Building credit is one of the most important things to do for your finances. When the time comes to take out a large loan, such as a mortgage, if your credit is lacking, it will be difficult to get. The importance of credit also goes beyond your finances. Almost everyone you contact in the professional world will pull up your credit report; employers, insurance agencies, military, travel agencies, and so on. So how do you build the credit necessary to meet these challenges? Follow these simple steps to find out.

1. Check Your Score

This first check will help see where your credit stands. You can determine whether your score is good or needs improvement. Even if you have not used credit before, it is a good idea to check for any errors that might have been reported on you. You may also have a credit score if your name is under someone’s else’s account.

You can check your credit information for free once a year. The three biggest credit bureaus, Equifax, Experian and TransUnion, are required to provide you with a free credit report every 12 months. Just be cautious when filling out your information, if you are online, make sure your internet connection is secure and private. And never disclose any of this information to anyone.

A score of 670 or higher is considered a good score.  A score of 740 or higher is considered very good. Anything at 650 or below requires improvement. If your score is doing well, jump down to the “ how to build credit for life: establish credit and good habits” section in this post or check out how to score an even higher credit score. If your credit score needs some big improvements, don’t worry, here are ways to build your credit.

2. Authorized user

If you have never used credit before, one of the most common ways to get a credit card and build your credit is to become an authorized user on someone else’s account. The card will have your name on it but will be under direct control of the account holder.
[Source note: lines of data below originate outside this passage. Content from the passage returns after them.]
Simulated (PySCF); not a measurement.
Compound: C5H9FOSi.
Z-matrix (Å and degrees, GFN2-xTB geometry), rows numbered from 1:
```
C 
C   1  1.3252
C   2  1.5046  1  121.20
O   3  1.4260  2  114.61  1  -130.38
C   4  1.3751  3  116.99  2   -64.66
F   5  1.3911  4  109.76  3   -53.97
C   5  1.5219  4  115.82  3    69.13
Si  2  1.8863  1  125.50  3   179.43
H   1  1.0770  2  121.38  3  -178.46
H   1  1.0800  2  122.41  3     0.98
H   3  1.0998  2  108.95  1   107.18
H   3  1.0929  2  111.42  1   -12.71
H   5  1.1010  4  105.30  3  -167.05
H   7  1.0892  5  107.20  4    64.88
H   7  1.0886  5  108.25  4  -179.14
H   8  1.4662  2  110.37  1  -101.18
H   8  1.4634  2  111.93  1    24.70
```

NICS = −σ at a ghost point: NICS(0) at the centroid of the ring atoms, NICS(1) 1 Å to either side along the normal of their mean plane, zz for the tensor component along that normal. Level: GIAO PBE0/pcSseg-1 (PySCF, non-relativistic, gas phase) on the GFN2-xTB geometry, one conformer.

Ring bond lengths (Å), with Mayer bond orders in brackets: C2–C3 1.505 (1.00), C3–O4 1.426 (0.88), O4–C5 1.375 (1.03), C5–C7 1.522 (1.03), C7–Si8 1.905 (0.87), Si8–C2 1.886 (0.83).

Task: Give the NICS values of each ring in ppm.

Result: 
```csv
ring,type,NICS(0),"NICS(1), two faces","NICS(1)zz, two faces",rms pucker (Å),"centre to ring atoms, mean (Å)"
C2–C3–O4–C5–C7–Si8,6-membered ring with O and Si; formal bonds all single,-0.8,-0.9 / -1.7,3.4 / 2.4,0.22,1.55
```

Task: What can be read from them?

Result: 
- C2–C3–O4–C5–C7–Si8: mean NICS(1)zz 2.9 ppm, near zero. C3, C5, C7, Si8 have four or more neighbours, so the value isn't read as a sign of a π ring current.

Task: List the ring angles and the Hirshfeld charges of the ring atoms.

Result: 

Being an authorized user requires trust on both sides. The only way you can build your credit is if the account holder pays their bills on time. However, the account holder also has to trust that the user will make smart purchase and not max out their credit. Find someone who you can trust and who trusts you as well.

3. Open a credit card

Establishing your credit is important because it shows how you handle your financial responsibilities. Obtaining a credit card is a good way to start building your credit. However, getting accepted for a credit card on your own with little credit can be difficult. Your application is more likely to be approved if you apply for a credit card at your current bank or credit union (if you’re in good standing). You could also try applying for a secured card. On a secured card, you deposit money on the card to cover your credit limit. A good rule of thumb: Don’t buy anything on a credit card today that you can’t pay for with a withdrawal from your bank account today.

Why is a credit card good for establishing credit? A simple low-interest credit card is a great way to establish credit because you can keep it for a long time. Age of your credit is how long you have had access to a line of credit and it’s an important part of your credit score. In fact, it makes up 15 percent of your score.

4. Credit Inquiries

Credit inquiries make up about 10% of your credit score. There are two types, hard and soft credit inquiries. Soft inquiries involve a quick lookup of a specific detail on your credit information with no real harm to your credit score. However, a hard inquiry involves a complete pull up of your entire credit history. While both are necessary, too many hard inquiries can lower your score. Hard inquiries occur whenever you apply for a major loan, mortgage, new credit card, or certain background checks. Again, while these things may be necessary, try to limit having your full credit report pulled. And always be aware of when your credit history is being pulled. If you are unsure, ask the lender, clerk, etc. with whom you are dealing with.

5. Vary your types of credit

Credit types make up 10 percent of your credit score. Different lines of credit and loans require different levels of responsibility, so having a mix of loan types is important. The versatility showcases how you can handle each kind. For example, someone who makes their monthly credit card payments on time, who paid off their vehicle loan, and is working on their student loans has a better mix of credit types than someone who has a credit card as their only type.

Remember not to take out new loans if you cannot afford them. You also want to make sure that your debt-to-income ratio is reasonable. Too much debt can negatively impact your ability to take out new loans in the future, such as a mortgage.

6. Cosigning

If you are just starting out and want to take out a loan, getting a cosigner is a good option and a great way to build your credit. When someone cosigns on your loan, both you and the cosigner are responsible for making the payments. When picking a cosigner, choose someone who has good credit, that way your monthly payments will be lower.

7. Increase your credit Limit

How much credit limit you have is actually big factor that effects your credit score. If you don’t use much of your credit up, requesting an increase in your credit limit is a great idea. The less you use vs the amount you have, the better. For example, using $500 of credit on a $3000 limit will improve your credit more than the same amount on a $1500 limit. You can contact your card provider to request an increase to your limit.

8. Establish good habits, build good credit

Make payments on time

When building your credit, one of the most important things to remember is to make your monthly payments on time. Payment history makes up 35 percent of your credit score. Your on-time payment history must be strong! It can be as easy as setting up automatic payments each month. Don’t worry about forgetting, think ahead. Also, make sure your reoccurring balance isn’t too high.

Monitor your credit score for improvement

Stay up to date with how your credit score is calculated so, you can know what areas need improvement. If you check your credit report, you will be able to see if you’ve developed any bad habits. By checking, you do yourself a favor to break bad habits as soon as you know about them.